The Bayesian Fisher-EM algorithm is built on a Bayesian formulation of the
model used in the fem. It is a subspace clustering method for
high-dimensional data. It is based on a Gaussian Mixture Model and on the
idea that the data lives in a common and low dimensional subspace. A VEM-like
algorithm estimates both the discriminative subspace and the parameters of
the mixture model.
bfem(
Y,
K = 2:6,
model = "AkjBk",
method = "gs",
crit = "icl",
maxit.em = 100,
eps.em = 1e-06,
maxit.ve = 3,
eps.ve = 1e-04,
lambda = 1000,
emp.bayes = T,
init = "kmeans",
nstart = 10,
Tinit = c(),
kernel = "",
disp = FALSE,
mc.cores = (detectCores() - 1),
subset = NULL
)The data matrix. Categorical variables and missing values are not allowed.

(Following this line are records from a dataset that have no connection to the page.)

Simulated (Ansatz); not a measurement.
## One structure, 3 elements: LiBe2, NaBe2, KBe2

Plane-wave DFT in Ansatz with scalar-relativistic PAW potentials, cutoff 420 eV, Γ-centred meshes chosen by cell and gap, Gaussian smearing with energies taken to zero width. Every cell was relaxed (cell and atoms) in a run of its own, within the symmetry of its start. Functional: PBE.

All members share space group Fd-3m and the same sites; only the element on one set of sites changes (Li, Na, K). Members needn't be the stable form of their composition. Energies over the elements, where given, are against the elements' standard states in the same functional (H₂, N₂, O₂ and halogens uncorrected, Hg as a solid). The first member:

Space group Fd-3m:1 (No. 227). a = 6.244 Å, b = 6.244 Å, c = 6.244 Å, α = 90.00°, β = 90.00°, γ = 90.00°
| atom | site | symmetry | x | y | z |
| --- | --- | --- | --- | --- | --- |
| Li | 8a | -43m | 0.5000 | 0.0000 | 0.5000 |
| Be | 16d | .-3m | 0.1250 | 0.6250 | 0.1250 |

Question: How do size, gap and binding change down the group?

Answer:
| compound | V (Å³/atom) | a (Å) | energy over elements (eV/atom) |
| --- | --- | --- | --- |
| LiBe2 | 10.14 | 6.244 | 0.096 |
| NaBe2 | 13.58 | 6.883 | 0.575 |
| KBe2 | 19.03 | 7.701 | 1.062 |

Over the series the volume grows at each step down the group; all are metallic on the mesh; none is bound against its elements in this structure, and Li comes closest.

An integer vector specifying the numbers of mixture components (clusters) among which the model selection criterion will choose the most appropriate number of groups. Default is 2:6.
A vector of Bayesian discriminative latent mixture (BDLM) models
to fit. There are 12 different models: "DkBk", "DkB", "DBk", "DB", "AkjBk",
"AkjB", "AkBk", "AkBk", "AjBk", "AjB", "ABk", "AB". The option "all"
executes the Fisher-EM algorithm on the 12 DLM models and select the best
model according to the maximum value obtained by model selection criterion.
Similar to fem
The method used for the fitting of the projection matrix associated to the discriminative subspace. Three methods are available: 'gs' (Gram-Schmidt, the original proposition), 'svd' (based on SVD, faster) and 'reg' (the Fisher criterion is rewritten as a regression problem). The 'gs' method is the default method.
The model selection criterion to use for selecting the most appropriate model for the data. There are 3 possibilities: "bic", "aic" or "icl". Default is "icl".
The maximum number of iterations before the stop of the main EM loop in the BFEM algorithm.
The threshold value for the likelihood differences (Aitken's criterion) to stop the BFEM algorithm.
The maximum number of iterations before the stop of the VE-step loop (fixed point algorithm)
The threshold value for the likelihood differences (Aitken's criterion) to stop the BFEM algorithm.
The initial value for the variance of the Gaussian prior on the means in the latent space.
Should the hyper-parameters (mean and variance) of the prior be updated ? Default to TRUE.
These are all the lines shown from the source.